Hacker News new | ask | show | jobs
by sild 2106 days ago
I put the benchmark into quick-bench but could not replicate the 40% result. The sentinel version was faster but only slightly.

https://quick-bench.com/q/314Z81FskTlcDqMCUHFVhWmDz8Q

Update 1: After moving some constants around, I get the 40% result:

https://quick-bench.com/q/lPrpQTAyDQuOoKS9MBWCTBXk1TE

No idea why it made such a big difference to the benchmark.
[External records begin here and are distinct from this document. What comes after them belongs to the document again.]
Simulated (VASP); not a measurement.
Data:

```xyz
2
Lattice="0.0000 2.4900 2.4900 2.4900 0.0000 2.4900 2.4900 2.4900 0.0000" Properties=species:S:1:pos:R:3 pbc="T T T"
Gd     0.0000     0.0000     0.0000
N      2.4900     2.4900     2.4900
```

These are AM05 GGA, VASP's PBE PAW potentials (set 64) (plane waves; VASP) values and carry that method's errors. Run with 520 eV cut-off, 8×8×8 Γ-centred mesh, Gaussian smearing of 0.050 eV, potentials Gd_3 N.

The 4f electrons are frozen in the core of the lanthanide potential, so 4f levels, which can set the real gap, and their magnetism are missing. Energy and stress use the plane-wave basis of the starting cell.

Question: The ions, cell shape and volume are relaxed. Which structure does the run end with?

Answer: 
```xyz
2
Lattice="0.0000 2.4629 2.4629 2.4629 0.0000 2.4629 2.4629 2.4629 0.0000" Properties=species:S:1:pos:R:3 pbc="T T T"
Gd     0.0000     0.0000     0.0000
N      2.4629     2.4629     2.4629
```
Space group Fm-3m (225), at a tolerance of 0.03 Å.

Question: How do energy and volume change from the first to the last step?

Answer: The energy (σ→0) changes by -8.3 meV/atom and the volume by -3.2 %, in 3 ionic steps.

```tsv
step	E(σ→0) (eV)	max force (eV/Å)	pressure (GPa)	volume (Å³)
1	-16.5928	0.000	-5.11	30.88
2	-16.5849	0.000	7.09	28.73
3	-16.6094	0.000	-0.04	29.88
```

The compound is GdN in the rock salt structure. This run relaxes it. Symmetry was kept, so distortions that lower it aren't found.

Update 2: If the test order is reversed, the result goes back to being only slightly faster for the sentinel version:

https://quick-bench.com/q/Ds7aqe5-6md_tTPndOK54ltYZmE

2 comments

In the first two links you sent, the 40% result looks like the baseline case getting slower, not the unit under test getting faster. The core assembly looks look identical in both cases.
Well spotted; great for sild! Looks like the 40% claim was due to a bug in benchmarking (which makes sense, and can happen).
The order in which the tests were run was the first thing I checked in his implementation, but I looked too quickly and thought he was generating the data for each variant, so I assumed that was not the problem. [Actually, you need the same data for both tests, but generated twice]

I was going to just point out that 40% percent difference would mean that the version without the sentinel can be improved... was going to check if there is something that is preventing the branch prediction from actually taking care of that performance drop - memory is only being read and nothing should be invalidated...

I am pretty sure that the 40% original difference was due to a bug in benchmarking - or food for thought to improve the non-sentinel version.